This book deploys a concept which might surprise the general reader: the ‘respected Fleet Street lawyer’. Jaundiced views of the print media and of lawyers are so well-entrenched that these words brought me up short at first. But I do recall such people from the days when Fleet Street was the place where most national newspapers were produced.  

Our hero, Harry Flack, is not an in-house staff lawyer. He is a night lawyer, a member of that independent freelance breed who arrive at the end of the normal working day to work a shift, overseeing the final stage of the paper’s preparation. This is not an easy role, for many fail to win the respect of editorial staff. Happily for him, Flack does.

Flack is by no means perfect, though. Indeed, he has some irritating characteristics. He chooses to abandon a promising career at a ‘medium-sized, well-regarded London firm’ to devote himself exclusively to media law. There are mitigating circumstances. The senior partner of the firm he leaves is a tax specialist, who describes a female partner in the firm as ‘the fragrant Melanie’. A man ‘not known for his fidelity to feminism’ is how Alex Wade delicately describes him. Worse than this, Dr Tax describes libel, with which Flack is very taken, as ‘a ludicrous and arcane branch of the law’.

Author: Alex Wade

£10.33, Blue Mark Books

Flack has two other main weaknesses. One is a tendency to pour all his decisiveness into his work. The other will be familiar to some lawyers’ spouses and partners: ‘A man so immersed in a series of routines and rituals that he often failed to notice anything beyond them.’ These character flaws are the main pivots of this often very funny book.

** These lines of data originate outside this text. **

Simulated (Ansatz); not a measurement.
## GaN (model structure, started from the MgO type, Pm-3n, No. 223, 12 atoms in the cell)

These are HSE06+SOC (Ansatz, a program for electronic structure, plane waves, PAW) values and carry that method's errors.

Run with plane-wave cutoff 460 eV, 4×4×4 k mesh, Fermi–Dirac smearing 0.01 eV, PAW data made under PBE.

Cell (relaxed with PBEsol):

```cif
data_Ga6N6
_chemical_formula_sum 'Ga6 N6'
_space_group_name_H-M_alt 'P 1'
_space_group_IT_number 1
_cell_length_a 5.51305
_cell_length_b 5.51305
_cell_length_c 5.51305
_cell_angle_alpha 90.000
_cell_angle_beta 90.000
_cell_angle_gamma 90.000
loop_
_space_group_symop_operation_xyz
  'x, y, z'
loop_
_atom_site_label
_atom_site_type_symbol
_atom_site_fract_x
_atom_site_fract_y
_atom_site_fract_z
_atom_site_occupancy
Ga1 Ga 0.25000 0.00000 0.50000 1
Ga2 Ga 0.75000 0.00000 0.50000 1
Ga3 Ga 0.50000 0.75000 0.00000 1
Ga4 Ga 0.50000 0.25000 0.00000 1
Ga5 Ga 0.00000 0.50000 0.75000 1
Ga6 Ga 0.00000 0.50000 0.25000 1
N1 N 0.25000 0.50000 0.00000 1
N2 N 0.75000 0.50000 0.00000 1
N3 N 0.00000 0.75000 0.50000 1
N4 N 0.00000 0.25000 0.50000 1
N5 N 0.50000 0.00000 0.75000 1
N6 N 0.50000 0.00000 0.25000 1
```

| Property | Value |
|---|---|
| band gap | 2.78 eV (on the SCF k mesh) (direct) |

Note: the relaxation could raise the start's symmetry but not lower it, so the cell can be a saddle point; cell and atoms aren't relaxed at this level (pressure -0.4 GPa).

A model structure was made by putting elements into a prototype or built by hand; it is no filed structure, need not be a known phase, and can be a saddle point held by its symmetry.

Three relationships are central. A romantic relationship with a woman. Flack struggles to keep this going, due to his indecision, and his obsession with news, newspapers and those who create them (and cricket). Second, a professional antagonism with a venal and dishonest editor, Eddie Conrad. And this is not an abstract conflict between low corruption and high principle; Flack’s hatred for Conrad is deeply personal. Third, there is a parent and child relationship, which frames the work.

Wade is a prolific writer of non-fiction but this represents a confident stride into the world of fiction. Media law insiders will find well-known figures and can guess the models for the fictional characters. Non-specialists, meanwhile, can enjoy the tightly wrought plot and deft characterisation.